The Exterior Environment
Looking at an aerial map of the MFA, one can clearly see that it is sandwiched between both cityscape and landscape. The front entrance of the museum faces the tracks of the T, the city’s main form of public transportation, which runs along the center of Huntington Avenue. The back side of the museum faces (what, in the summer and fall is) a green haven of ponds and willow trees—the Back Bay Fens and the park surrounding it.
The more urban side, the Huntington Ave. side, is where most tourists will enter. That side of the museum is tall and grand. It’s beautiful. It lies along what is referred to as “Museum Avenue” and features Cyrus Dallin’s 1909 bronze sculpture, Appeal to the Great Spirit.

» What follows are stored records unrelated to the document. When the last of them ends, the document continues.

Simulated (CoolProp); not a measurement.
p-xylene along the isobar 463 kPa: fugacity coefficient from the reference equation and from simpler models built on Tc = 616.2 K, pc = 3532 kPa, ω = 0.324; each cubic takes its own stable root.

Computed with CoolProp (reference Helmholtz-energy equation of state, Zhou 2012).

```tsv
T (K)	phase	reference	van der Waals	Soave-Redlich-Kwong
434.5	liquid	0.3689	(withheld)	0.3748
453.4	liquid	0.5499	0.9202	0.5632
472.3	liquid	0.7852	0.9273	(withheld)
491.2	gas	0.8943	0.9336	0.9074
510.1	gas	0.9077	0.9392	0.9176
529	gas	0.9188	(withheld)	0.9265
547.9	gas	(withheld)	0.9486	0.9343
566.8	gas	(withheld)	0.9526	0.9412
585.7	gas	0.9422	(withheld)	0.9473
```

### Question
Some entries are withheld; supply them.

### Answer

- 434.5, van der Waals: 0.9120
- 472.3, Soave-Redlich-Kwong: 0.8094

On the northern side of the museum, two large baby head sculptures (Day and Night, Antonio López Garcia) frame the entrance, and face Frederick Law Olmsted’s Emerald Necklace. Sonically, one experiences the bubbling gurgle of the fountains outside, as well as the expanding and contracting sound of the cars rushing by—the Doppler effect in full. The museum right at its opening on the Fenway entrance is a peaceful, quietly teeming place, reminiscent of the city in its whole on a Saturday morning: most people are asleep, but there is life and a presence of others. It’s a sense of belonging that is implicit in the city of Boston.